An internationally recognized physicist who earned two doctorates (in nuclear physics and theoretical physics), did research at Institute of Physics (Tbilisi) and taught at Tbilisi University before emigrating to the U.S. in 1995, Kezerashvili will speak on "Neutron Matter?! Is It a Matter? What's the Matter?" when he delivers the Scholar on Campus lecture, complete with entertaining experiments, on Monday, April 28, from 5 to 6:15 p.m. This free event will take place in the College's Atrium Amphitheater at 300 Jay Street in Downtown Brooklyn. His talk is being sponsored by the Office of the Provost's Professional Development Advisory Council. For more information, the public may call 718.260.5560.
"Neutron matter is the least understood of the five states of matter, which also includes solids, liquids, gases and plasma," says Kezershvili. "This mysterious extreme state of matter results from the catastrophic implosion-explosion of stars much more massive than our Sun."
Starting with the existence of a single neutron, one of the tiniest objects in our cosmos, and progressing to two-, three- and four-neutron systems and then stars, its largest objects, Kezershvili will offer a brief history of the Universe starting after the Big Bang. He will also discuss different scenarios for its end.

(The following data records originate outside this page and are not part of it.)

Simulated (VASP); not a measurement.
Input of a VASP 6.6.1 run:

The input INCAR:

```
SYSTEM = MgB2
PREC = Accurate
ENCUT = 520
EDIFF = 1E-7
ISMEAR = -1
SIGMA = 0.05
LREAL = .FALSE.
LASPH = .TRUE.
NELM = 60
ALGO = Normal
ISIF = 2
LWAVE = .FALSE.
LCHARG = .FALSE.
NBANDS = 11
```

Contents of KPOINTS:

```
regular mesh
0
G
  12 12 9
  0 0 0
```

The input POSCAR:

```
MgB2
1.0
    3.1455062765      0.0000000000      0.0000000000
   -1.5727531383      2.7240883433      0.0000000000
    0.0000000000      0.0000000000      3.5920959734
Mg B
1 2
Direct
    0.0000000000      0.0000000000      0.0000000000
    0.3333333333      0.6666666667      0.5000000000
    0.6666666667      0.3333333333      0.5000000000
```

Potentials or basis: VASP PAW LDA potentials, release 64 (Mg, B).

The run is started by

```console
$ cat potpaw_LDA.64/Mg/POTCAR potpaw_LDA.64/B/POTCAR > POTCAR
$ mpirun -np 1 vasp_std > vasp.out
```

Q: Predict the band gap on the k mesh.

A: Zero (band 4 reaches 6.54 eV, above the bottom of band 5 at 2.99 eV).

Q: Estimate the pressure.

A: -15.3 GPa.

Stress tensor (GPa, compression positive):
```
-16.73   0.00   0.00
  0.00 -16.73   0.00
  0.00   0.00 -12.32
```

Author/coauthor of more than 85 research papers, Kezerashvili has made valuable contributions to the understanding of a number of challenging issues in the field of nuclear physics, including nuclear matter and high energy nuclear reactions on light atomic nuclei. He is currently collaborating on research with the National Institute of Nuclear Physics and Pisa University, Italy.
Recognized as an innovative educator for implementing computer-based laboratory experiments in general physics and integrating computer-based education into the physics curriculum, Kezerashvili is the author of three textbooks, Experiments in Physics (three editions), Experiments in College Physics and Problems in Physics and Mathematics.
"As a professor, you are always young because you are around young people," he says. "I enjoy seeing my students 'get' physics and fall in love with it. Because for me, physics makes all my weekdays feel like weekends. My whole life revolves around physics."
According to Kezerashvili, physics is the basis of all new technologies. "Achievements in physics in the 20th century, especially quantum optics and atomic, nuclear and solid state physics, changed the face of our civilization for the better," he says.